But is it really? Is the private sector “doing fine?”
1. Private-sector jobs have increased by an average of just 105,000 over the past three months and by just 89,000 a month during the entire Obama Recovery. In 1983 and 1984, during the supply-side Reagan Boom, private sector jobs increased by an average of 292,000 a month. Adjusted for population, that number is more like 375,000 private-sector jobs a month
2. If the labor force participation rate for May had just stayed where it was in April, the unemployment rate would have risen to 8.4%. As it is, the U.S. economy is suffering is longest sustained bout of 8% unemployment or higher since the Great Depression.

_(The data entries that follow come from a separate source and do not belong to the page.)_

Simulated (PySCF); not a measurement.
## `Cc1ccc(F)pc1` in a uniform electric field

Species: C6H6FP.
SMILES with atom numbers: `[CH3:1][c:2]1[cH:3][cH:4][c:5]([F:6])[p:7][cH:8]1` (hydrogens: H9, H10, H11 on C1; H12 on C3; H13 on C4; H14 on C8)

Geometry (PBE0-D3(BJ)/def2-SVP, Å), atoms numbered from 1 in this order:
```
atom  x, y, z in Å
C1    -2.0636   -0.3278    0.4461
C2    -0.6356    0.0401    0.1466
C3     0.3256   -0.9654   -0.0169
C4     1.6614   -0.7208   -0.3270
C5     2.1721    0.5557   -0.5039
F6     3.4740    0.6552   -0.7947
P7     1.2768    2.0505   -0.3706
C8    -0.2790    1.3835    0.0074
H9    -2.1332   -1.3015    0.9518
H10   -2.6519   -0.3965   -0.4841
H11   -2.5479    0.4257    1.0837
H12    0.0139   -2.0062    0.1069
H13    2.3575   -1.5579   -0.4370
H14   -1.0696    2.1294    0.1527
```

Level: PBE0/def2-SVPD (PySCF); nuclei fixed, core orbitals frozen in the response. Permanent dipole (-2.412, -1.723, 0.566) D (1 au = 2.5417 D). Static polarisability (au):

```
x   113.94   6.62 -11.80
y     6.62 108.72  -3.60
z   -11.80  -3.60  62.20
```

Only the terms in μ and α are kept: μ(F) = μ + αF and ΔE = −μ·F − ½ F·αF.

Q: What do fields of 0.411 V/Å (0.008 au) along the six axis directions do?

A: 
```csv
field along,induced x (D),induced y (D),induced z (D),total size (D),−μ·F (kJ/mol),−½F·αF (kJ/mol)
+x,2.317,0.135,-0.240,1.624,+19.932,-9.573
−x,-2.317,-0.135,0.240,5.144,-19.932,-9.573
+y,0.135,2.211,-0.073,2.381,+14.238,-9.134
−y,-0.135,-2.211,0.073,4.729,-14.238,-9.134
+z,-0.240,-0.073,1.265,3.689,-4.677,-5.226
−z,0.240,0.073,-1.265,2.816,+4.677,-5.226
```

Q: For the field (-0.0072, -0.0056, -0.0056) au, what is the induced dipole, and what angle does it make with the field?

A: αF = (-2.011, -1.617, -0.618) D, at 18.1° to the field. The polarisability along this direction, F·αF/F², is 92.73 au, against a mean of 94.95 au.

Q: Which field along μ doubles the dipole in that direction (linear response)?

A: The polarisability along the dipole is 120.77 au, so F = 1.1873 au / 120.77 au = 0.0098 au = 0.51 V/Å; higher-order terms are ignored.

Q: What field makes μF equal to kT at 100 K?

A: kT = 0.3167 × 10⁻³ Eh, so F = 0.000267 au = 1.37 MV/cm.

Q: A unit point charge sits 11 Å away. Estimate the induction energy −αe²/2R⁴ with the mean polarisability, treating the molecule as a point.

3. Private-sector GDP rose just 2.6% in the first quarter, after rising a measly 1.2% last year. By contrast, private-sector GDP rose 3.8% in 1983 and 6.5% in 1984 during the supply-side Reagan Boom.
4. The U.S. stock market is down 7% since early April.
5. Real take-home pay is down over the past year.
6. That first-quarter GDP report also showed that after-tax corporate profits dropped for the first time in three years. Major red flag.
This almost needs no gloss:
4.3 million jobs in 27 months? Hmmmm... that works out to a non-robust 160,000 jobs a month.
Let's put this in perspective. In the first five months of 1984, the American economy under Ronald Reagan added 1.87 million jobs, or nearly 375,000 a month, on a base that was roughly 40 million workers smaller than the economy today. That's a far cry from Obama's last two months of 77,000 and 69,000, isn't it? From his first inauguration to reelection day in November 1984, the American economy under Reagan was up 4.9 million jobs, again on a much smaller base. For Obama to match that record even in gross terms, he would have to add nearly a million jobs a month from now until election day.
Oh, by the way, Obama's math is wrong anyway. From March 2010 through May 2012 (27 months), the economy added only 3.6 million jobs according to the BLS. Wishful thinking? Lying? You decide.